In taking Work through the three editions, I found that what had been most important to me all along—this different vision of how the world mechanically functions—was indeed what was most important to my readers. So, with enthusiasm, I’ve written this explanation of the Systems Mindset without the business-book encumbrances of documentation and chessboard-strategy detail.

This guidebook is especially suited for anyone who has a job, is a student, is a parent, or is retired. And it’s for those who have very little, as well as for those born to wealth. Is it for business owners, too? Sure. It’s a good place to start, but later on you’ll find Work the System more targeted to your world.

It’s written to take you to a new place in your life, not to entertain you.

Mindset is relatively short, slightly less than half the size of Work. It’s been easy to write because it’s forged on real-life applications and successes. And success hasn’t been mine alone, it’s been the outcome for tens of thousands of others who have adopted the Systems Mindset and who have been able to more precisely manage their existences to make their lives what they want them to be.

Yes, I believe these concepts utterly.

What is the overarching message of these pages? If I had to condense it to one sentence, I’d say that managing your life effectively – and getting it to be the way you want it to be – is not a difficult thing to accomplish once the simple mechanics of life are grasped.

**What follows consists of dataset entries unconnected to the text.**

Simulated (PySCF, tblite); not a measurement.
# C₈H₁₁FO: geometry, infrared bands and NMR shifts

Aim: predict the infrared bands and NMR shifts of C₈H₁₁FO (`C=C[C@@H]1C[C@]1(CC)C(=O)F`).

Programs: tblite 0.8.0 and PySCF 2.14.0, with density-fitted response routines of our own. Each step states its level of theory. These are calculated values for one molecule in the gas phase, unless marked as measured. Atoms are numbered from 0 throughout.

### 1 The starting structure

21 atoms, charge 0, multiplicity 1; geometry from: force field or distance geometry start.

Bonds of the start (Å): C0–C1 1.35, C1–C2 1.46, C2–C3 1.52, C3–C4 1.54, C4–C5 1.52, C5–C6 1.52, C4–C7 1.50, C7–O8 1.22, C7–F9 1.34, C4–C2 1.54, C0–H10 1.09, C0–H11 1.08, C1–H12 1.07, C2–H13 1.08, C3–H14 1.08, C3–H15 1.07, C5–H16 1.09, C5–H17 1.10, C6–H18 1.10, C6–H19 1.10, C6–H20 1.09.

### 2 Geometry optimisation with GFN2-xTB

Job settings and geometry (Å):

Unusual in the literary world, I have a special relationship with my publisher, Greenleaf Book Group, in which I’ve kept ownership of my manuscripts. While, with my approval, Greenleaf oversees the editing, design, and production and gets my books into bookstores and other channels, I’m able to distribute them myself.

Yes, it’s about control.

The Systems Mindset has been in my head for a long time. It’s good to finally “get it down.”